The U.S. Department of Energy on Tuesday announced $24 million in grants to support the development of next-generation concentrating solar-thermal power (CSP) technology, which generates heat for electricity production and industrial processing.
The awards were announced at the International Energy Agency’s Solar Power and Chemical Energy Systems conference, hosted by DOE in Albuquerque, N.M.
Five of the 10 grants focus on industrial uses, furthering the Industrial Heat Shot initiative that DOE laid out earlier this month with a goal of reducing greenhouse gas emissions from manufacturing operations by 85%, and its roadmap toward decarbonization of the industrial sector. (See DOE Roadmap Tackles Tough Industrial Carbon Emissions.)
Those projects are:
- demonstrate a CSP process for decarbonizing the heating of limestone to 950 degrees Celsius, which could reduce the carbon emissions associated with manufacturing cement (Heliogen, Pasadena, Calif., $4.1 million);
- optimize heat-transfer processes and designs associated with the production of solar-thermal production of cement (Sandia National Laboratories, Albuquerque, N.M., $2.6 million);
- develop and test designs of novel molten salt thermal energy storage tanks to enable on-demand delivery of carbon-free heat (Solar Dynamics, Broomfield, Colo., $2.3 million);
- design and validate a highly efficient and scalable solar thermochemical reactor to produce hydrogen from water and sunlight (University of Florida, $2.2 million); and
- develop a novel chemical reactor to decarbonize the production of propylene, a key precursor to many chemicals (University of Maryland College Park, $2 million).

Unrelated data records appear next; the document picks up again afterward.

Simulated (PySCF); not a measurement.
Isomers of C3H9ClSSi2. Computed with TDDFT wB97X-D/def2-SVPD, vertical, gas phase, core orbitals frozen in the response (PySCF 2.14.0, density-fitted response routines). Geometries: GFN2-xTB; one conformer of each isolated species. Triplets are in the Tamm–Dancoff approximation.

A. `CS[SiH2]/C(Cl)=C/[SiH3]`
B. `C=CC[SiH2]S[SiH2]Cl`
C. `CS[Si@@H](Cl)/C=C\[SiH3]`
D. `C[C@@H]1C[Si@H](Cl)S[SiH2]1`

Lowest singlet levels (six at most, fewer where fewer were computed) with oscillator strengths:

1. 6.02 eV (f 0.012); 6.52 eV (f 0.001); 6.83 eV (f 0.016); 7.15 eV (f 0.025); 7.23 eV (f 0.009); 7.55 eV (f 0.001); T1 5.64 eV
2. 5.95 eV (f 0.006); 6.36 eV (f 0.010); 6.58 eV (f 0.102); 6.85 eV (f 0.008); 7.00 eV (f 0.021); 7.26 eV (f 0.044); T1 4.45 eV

The other five grants support Gen3 solid particle technology research projects:
- deliver a preliminary design of a supercritical carbon-dioxide (sCO2) power block that is optimized for Gen3 CSP that uses solid particles (GE Research, Niskayuna, N.Y., $1.6 million);
- develop a novel particle-based thermochemical energy storage system for CSP (Mississippi State University, $3.1 million);
- design high-temperature mass flow sensors that use solid particles to move and store thermal energy for the reliable operation of Gen3 CSP systems (Sandia, $1 million);
- design a modular slide gate system for control of particle flows in CSP receivers, in collaboration with an industrial valve manufacturer (Sandia, $1.9 million); and
- develop a prototype particle-to-sCO2 heat exchanger using advanced design and manufacturing techniques (University of Wisconsin-Madison, $3.1 million).
In a news release, Energy Secretary Jennifer Granholm said: “Solar-thermal technologies provide us with a significant opportunity to upgrade and reduce emissions of industrial plants across the nation while meeting America’s energy needs with reliable, around-the-clock power generation. DOE’s investments will drive the innovation necessary to build out a clean energy economy and meet our climate goals while diversifying the sources of dependable and readily available clean energy.”
Also Tuesday, DOE announced a roadmap developed by its National Renewable Energy Laboratory (NREL) to guide research and development into heliostats, the mirrors that follow the sun and concentrate sunlight onto receivers to create CSP.
Heliostats now represent 30 to 40% of the cost of a CSP system, and reducing their price tag is important to DOE’s goal of inexpensive CSP plants.
Heliocon — DOE’s Heliostat Consortium, a five-year, $25 million effort led by NREL, Sandia and the Australian Solar Thermal Research Institute — will work to implement the new heliostat roadmap. NREL on Tuesday issued a $3 million request for proposals to expand U.S. expertise in heliostats and increase the number of researchers working in the field.